# Steam Heating



## Tommy plumber (Feb 19, 2010)

There is what I call a steam valve on my father-in-law's steam pipe in the cellar. It appears to be a bleed valve; it is 'misting' in the little room and leaking. There is condensation on the other pipes in that room. Is this normal? Being a FL plumber I don't know much about boilers and such. I think this is a 2-pipe steam system. My father-in-law used to have an oil furnace but he converted to gas a few years ago, if that matters.


----------



## Tommy plumber (Feb 19, 2010)

I know, go to the DIY forum....:laughing:


----------



## RealLivePlumber (Jun 22, 2008)

Steam vent. Lets the air out of the main, so it will fill with steam. 

Just wheel a new one in.


----------



## bct p&h (Jan 19, 2013)

RealLivePlumber said:


> Steam vent. Lets the air out of the main, so it will fill with steam.
> 
> Just wheel a new one in.


What he said. Just want to add that you should get one that matches the boiler pressure. Residential steam is probably going to be under 5 psi.


----------



## newyorkcity (Nov 25, 2010)

Give me a couple of hours, and I'll get you some good info.


----------



## Plumbworker (Oct 23, 2008)

Its a main vent replace it with something like a Hoffman Model 4A Part No.401413 steam vent.. Its a thermostatic vent once hot steam hits the end of the main the float shuts it off..


----------



## Gettinit (May 9, 2012)

Replace it with one that is either the same or comparable. If it moves too fast or too slow it will throw the system off.


----------



## ZL700 (Dec 8, 2009)

Hoffman # 75 would be the best vent.

However can't see everything and it looks like this may be close to boiler? Main vents are usually at the end of the distribution line. Water is what kills these, it's best to get it on a riser above the pipe high as possible.


----------



## Plumbworker (Oct 23, 2008)

hoffman 75 is a good choice too.. let vent for larger sized systems though


----------



## Gettinit (May 9, 2012)

ZL700 said:


> Hoffman # 75 would be the best vent.
> 
> However can't see everything and it looks like this may be close to boiler? Main vents are usually at the end of the distribution line. Water is what kills these, it's best to get it on a riser above the pipe high as possible.


At least 6". Good point.


----------



## newyorkcity (Nov 25, 2010)

The best thing you can do is go here:
http://www.heatinghelp.com/article-categories/16/Steam

Do the rads have a return? If they do, then it would be a two pipe steam system.
The ideal place for a main vent is a foot upstream of the end of the run.
The best end of run main vent is a Gorton no 2.
I can pm you to a place where there are guys that breathe steam heating.
Anyway, go to the site, cause it it great reading.


----------



## Tommy plumber (Feb 19, 2010)

newyorkcity said:


> The best thing you can do is go here:
> http://www.heatinghelp.com/article-categories/16/Steam
> 
> Do the rads have a return? If they do, then it would be a two pipe steam system.
> ...


 





I mis-spoke in my first post; it's a 1-pipe sytem.

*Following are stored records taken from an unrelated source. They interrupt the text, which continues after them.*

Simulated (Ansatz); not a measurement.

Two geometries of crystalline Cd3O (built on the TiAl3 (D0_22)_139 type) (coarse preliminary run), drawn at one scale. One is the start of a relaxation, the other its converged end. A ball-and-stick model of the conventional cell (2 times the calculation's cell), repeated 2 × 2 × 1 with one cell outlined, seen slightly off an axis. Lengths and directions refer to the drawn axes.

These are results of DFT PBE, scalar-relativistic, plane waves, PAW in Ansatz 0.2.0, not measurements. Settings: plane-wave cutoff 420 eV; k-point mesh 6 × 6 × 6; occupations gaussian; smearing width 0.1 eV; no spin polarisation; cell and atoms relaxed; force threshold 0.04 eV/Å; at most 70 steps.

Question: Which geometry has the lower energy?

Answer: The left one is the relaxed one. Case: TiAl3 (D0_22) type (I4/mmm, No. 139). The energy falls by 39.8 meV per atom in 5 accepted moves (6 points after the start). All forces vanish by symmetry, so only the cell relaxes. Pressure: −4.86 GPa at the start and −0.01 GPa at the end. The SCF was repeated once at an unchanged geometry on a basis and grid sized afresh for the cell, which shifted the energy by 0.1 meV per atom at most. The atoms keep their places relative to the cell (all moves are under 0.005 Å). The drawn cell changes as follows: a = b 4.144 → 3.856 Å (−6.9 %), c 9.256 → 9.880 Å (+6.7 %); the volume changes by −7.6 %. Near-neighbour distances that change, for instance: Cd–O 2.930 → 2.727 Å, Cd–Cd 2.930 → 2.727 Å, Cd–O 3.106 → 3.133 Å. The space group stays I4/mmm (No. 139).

Thanks guys. I thought it was an air vent with a bad seal but wanted confirmation.


----------



## Gettinit (May 9, 2012)

Tommy plumber said:


> I mis-spoke in my first post; it's a 1-pipe sytem.
> 
> Thanks guys. I thought it was an air vent with a bad seal but wanted confirmation.


One pipe systems have auto vents on the opposite side of the radiator valve. It operates the same way. It will let air out and some steam until the steam closes it. If I were to replace it I would consider an adjustable vent for zone control.


----------



## mtfallsmikey (Jan 11, 2010)

newyorkcity said:


> The best thing you can do is go here:
> http://www.heatinghelp.com/article-categories/16/Steam
> 
> Do the rads have a return? If they do, then it would be a two pipe steam system.
> ...


And, buy Dan's books on steam, better yet go to one of his seminars (not a shill!)
Anyway, if everything's sized/piped/working ok, shouldn't need any more than 1/2 psi steam pressure on the Pressuretrol setting.


----------



## theplumbinator (Sep 6, 2012)

Dan holohan: pocket full of steam problems, the lost art of steam heating, so we've got steam heat, or greening up your steam. All highly recommend if your interested in learning about steam. 

But yes definitely add the longest nipple you can and a coupling to that vent, helps to prolong life and reduce noise. Your father in law probably forgot to mention that he recently over filled the boiler without realizing it. Never fails to wreck one of those vents soon after. Old people cant see the water line on the site glass that well in a dark basement anymore lol. I'm sure not the only guy that has been out on that call with water pouring out of a first floor vary vent on to the living room carpet.... Still think thats better than mistaking the gas for the brakes and crashing through the front of 7eleven....


----------